I’ve said before that project management is more about handling people than anything else. But not all of us are outgoing, outspoken, and self-confident. On the contrary, some of us are quiet, introverted, and insecure. Personally, I tend to fall on the shy side of the tracks.
So how can you be an effective project manager if you don’t deal well in social situations, or with people in general? Are you doomed to always play second fiddle to those fabled “people persons”?
Absolutely not! Social skills are important to effective project management, but you don’t have to act like a presidential candidate to get things done. Here are some project management strategies you can use to work through your social hang-ups:
Don’t Force Yourself to Make Friends
You’re there to do a job, not to win a popularity contest. If making friends doesn’t come naturally to you, then don’t force yourself to do it. Focus on the work, and don’t succumb to the pressure to socialize. Approach people at your own pace, in the manner that’s most comfortable to you.
Caveat: Just don’t be a jerk. That serves no purpose and will impact the team’s morale.
Gain Loyalty by Being Effective
So if you’re not going out of your way to socialize, how do you build loyalty within your team? How can you get them to respect you as their leader and manager?
You do it by being effective at your job. The team may not become close to you on a personal basis, nor will they bond through friendship, but they can respect your skills and achievements. Show them that you were placed in a leadership position for a reason, and you’ll be able to lead them to success even when you’re not the charismatic type.
Be Frank, but Fair
I used to have a problem giving people bad feedback or confronting them about unacceptable behavior. Part of it was conflict aversion on my part, and another part was a fear of hurting their feelings. As you can imagine, this seriously hampered my ability to lead, and my projects suffered for it.

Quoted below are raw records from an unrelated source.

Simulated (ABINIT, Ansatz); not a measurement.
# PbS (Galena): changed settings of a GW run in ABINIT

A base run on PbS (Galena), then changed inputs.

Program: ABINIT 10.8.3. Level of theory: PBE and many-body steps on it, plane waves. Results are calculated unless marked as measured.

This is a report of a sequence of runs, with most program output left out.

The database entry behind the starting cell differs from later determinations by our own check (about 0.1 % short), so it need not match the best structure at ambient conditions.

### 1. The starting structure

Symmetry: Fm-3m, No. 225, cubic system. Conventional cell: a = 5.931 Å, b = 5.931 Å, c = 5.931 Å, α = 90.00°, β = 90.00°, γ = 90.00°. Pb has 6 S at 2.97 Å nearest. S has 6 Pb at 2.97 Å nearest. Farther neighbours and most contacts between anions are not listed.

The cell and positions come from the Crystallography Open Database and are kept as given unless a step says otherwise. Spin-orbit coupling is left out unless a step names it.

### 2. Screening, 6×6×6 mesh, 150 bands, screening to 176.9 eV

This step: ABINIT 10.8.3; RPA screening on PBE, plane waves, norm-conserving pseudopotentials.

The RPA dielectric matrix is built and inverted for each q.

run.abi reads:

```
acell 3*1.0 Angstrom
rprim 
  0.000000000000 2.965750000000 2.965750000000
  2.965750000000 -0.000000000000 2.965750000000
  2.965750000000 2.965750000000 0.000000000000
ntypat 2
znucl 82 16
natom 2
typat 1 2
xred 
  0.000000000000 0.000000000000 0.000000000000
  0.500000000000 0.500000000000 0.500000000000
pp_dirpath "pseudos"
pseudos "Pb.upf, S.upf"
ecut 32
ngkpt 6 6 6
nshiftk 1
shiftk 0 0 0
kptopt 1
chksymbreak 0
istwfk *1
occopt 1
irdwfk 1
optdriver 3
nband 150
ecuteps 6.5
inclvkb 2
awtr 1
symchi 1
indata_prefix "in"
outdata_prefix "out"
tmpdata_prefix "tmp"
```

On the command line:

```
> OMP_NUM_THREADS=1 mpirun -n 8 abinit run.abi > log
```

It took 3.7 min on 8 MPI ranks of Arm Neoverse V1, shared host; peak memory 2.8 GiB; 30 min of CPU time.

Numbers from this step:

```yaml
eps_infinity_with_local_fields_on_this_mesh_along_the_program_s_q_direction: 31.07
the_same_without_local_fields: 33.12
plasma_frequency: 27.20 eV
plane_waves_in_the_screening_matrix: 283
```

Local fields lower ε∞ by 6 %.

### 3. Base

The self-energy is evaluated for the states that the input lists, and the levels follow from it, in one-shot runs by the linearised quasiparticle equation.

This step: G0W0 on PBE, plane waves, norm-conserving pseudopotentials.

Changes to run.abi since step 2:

Eventually, I learned how to be frank while being fair and respectful at the same time. A large part of it was keeping it professional—even if the other person was taking it personally (and it happened a lot), I made it clear that I was talking about job-related performance, and not their personal qualities. They didn’t always listen, but it made it easier for me to communicate (which was more important).
So even though you may not be the smoothest conversationalist, or the most approachable of people, you can still function effectively as a project manager. And who knows? After you spend enough time around the right people, you may wind up making some close friends after all.